The complexity is O(n log n), and the constant factor is very low.

2016/02/21

I had a question similar to this for homework actually. I was restricted that it must have O(nlogn) efficiency.

I used the idea you proposed of using Mergesort, since it is already of the correct efficiency. I just inserted some code into the merging function that was basically: Whenever a number from the array on the right is being added to the output array, I add to the total number of inversions, the amount of numbers remaining in the left array.

This makes a lot of sense to me now that I've thought about it enough. Your counting how many times there is a greater number coming before any numbers.

hth.

2009/02/12

The primary purpose of this answer is to compare the speeds of the various Python versions found here, but I also have a few contributions of my own. (FWIW, I just discovered this question while performing a duplicate search).

The relative execution speeds of algorithms implemented in CPython may be different to what one would expect from a simple analysis of the algorithms, and from experience with other languages. That's because Python provides many powerful functions and methods implemented in C that can operate on lists and other collections at close to the speed one would get in a fully-compiled language, so those operations run much faster than equivalent algorithms implemented "manually" with Python code.

Code that takes advantage of these tools can often outperform theoretically superior algorithms that try to do everything with Python operations on individual items of the collection. Of course the actual quantity of data being processed has an impact on this too. But for moderate amounts of data, code that uses an O(n²) algorithm running at C speed can easily beat an O(n log n) algorithm that does the bulk of its work with individual Python operations.

Many of the posted answers to this inversion counting question use an algorithm based on mergesort. Theoretically, this is a good approach, unless the array size is very small. But Python's built-in TimSort (a hybrid stable sorting algorithm, derived from merge sort and insertion sort) runs at C speed, and a mergesort coded by hand in Python cannot hope to compete with it for speed.

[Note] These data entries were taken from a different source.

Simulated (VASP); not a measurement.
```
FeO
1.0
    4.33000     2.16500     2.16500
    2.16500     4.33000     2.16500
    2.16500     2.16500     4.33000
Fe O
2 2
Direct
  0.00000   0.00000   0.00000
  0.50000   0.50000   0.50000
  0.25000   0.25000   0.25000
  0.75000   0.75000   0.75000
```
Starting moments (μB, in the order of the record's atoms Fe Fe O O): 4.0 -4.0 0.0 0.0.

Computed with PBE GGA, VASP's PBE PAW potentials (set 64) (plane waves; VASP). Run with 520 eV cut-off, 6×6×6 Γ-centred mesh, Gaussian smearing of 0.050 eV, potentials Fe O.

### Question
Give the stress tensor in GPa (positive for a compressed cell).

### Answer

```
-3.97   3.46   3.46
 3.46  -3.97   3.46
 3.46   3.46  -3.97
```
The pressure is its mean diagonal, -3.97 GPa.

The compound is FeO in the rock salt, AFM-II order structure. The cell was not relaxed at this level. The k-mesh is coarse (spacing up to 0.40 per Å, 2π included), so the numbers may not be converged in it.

One of the more intriguing solutions here, in the answer posted by Niklas B, uses the built-in sort to determine the ranking of array items, and a Binary Indexed Tree (aka Fenwick tree) to store the cumulative sums required to calculate the inversion count. In the process of trying to understand this data structure and Niklas's algorithm I wrote a few variations of my own (posted below). But I also discovered that for moderate list sizes it's actually faster to use Python's built-in `sum` function than the lovely Fenwick tree.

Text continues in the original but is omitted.